During its first four years, Golf 20/20 was a forum that was long on identifying obstacles to increased participation but short on solutions. At least until 2002, when a Golf 20/20 junior golf task force came up with an obvious, but profound, proposal.
The task force was convened to grapple with the fact that, according to the National Golf Foundation, the average age of a beginning golfer is 31. It was during those discussions that Ruffin Beckwith, executive director of Golf 20/20, issued a challenge.
“I said to the group, ‘Suppose we had a BHAG – a Big Hairy Audacious Goal’ – it’s from the book ‘Built to Last’ by Jim Collins and Jerry Porras,” Beckwith recalls. “What if our BHAG was to introduce golf to every kid in America? It’s not plausible, but how would we do it?’ We went around the table and everyone basically said the same thing. Got to fish where the fish are. Got to go where the kids are, and the kids are in school.”
Beckwith and the task force concluded it was paramount to reach students at a young age, which meant targeting physical education curriculum. Thus was born the National School Program, which has since been incorporated into The First Tee.
NSP efforts already have reached 400,000 children in 900 elementary schools from 50 communities. The program is about to be rolled out nationally.
The beauty of the NSP is that it doesn’t discriminate. It is designed for children in kindergarten through fifth grade, the years when youngsters are bombarded with activities and start to choose what sport, if any, to play. In the past, youngsters had two ways to learn golf – parents or private lessons. And while the affluent can afford the latter, and The First Tee aids youth who have little access, there remains a large middle class of students who are disconnected from the game.

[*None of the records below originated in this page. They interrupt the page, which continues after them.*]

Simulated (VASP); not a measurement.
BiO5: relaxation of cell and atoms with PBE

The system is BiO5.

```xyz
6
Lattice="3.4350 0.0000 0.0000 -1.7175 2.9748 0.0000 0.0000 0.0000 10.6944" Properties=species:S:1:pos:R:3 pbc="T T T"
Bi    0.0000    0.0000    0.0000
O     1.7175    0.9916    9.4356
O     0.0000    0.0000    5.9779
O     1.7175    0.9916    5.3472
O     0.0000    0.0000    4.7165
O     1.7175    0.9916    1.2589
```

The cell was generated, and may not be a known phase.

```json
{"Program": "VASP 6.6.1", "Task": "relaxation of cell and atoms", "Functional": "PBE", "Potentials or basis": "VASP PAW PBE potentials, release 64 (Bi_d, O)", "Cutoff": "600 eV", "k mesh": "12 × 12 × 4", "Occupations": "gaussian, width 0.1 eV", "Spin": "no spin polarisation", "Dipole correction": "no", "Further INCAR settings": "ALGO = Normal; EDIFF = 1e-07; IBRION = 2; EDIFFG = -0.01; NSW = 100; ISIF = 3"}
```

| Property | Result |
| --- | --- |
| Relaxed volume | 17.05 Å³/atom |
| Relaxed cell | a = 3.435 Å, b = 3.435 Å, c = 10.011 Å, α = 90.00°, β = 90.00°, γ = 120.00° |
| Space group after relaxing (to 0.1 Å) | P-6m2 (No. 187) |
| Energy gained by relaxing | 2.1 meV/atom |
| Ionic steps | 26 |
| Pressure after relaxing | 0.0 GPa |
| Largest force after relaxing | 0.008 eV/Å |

Golf in schools has always existed to some degree. Physical educators with a passion for the sport introduced its basics. But safety and liability kept it from going mainstream. Enter the arrival of safe-for-school equipment that alleviated such concerns and made the game easy to teach. But hurdles remain: Physical education isn’t required in many states, and some schools have ditched it in favor of more academics.
Nevertheless, The First Tee made NSP the focal point of its Phase III goals – to reach 140 communities, 4,000 schools and 2 million students between now and 2010. If it succeeds, the program could become a feeder system to The First Tee and other junior golf organizations and spark a generation of junior golfers.
Similar approaches, however, have been tried before.
Between 1970 and 1985, the National Golf Foundation partnered with as many as 100 education consultants to bring golf to high schools, says Joe Beditz, president of the NGF. Jim Flick, Bob Toski, Gary Wiren, Marilynn Smith, Peggy Kirk Bell and Shirley Spork all were involved in teaching physical education instructors how to introduce the game to a new generation of golfers.
But such efforts stalled mostly because of disappearing PE classes, casualties of budget cuts and administrators’ decisions to focus more on academics and avoid potential liability issues.
Metal clubs and hard balls sound like an accident waiting to happen to principals and PE instructors unfamiliar with the sport. In the past three years, Clark says she has served as an expert witness in five cases in which students were injured while learning golf in school.
The bigger challenge to golf education, however, has been an obstacle since the 1970s: PE struggles to retain a place in a crowded curriculum.
Its omission from the list of “core academic subjects” in the No Child Left Behind Act in 2001 was a major setback. Art, music and PE often have second-class status in schools that place greater emphasis on students’ abilities to pass standardized tests.
“There are communities that have expressed an interest that they want the school program in their communities, but there’s no PE. That’s the No. 1 barrier,” says Joe Louis Barrow Jr., executive director of The First Tee.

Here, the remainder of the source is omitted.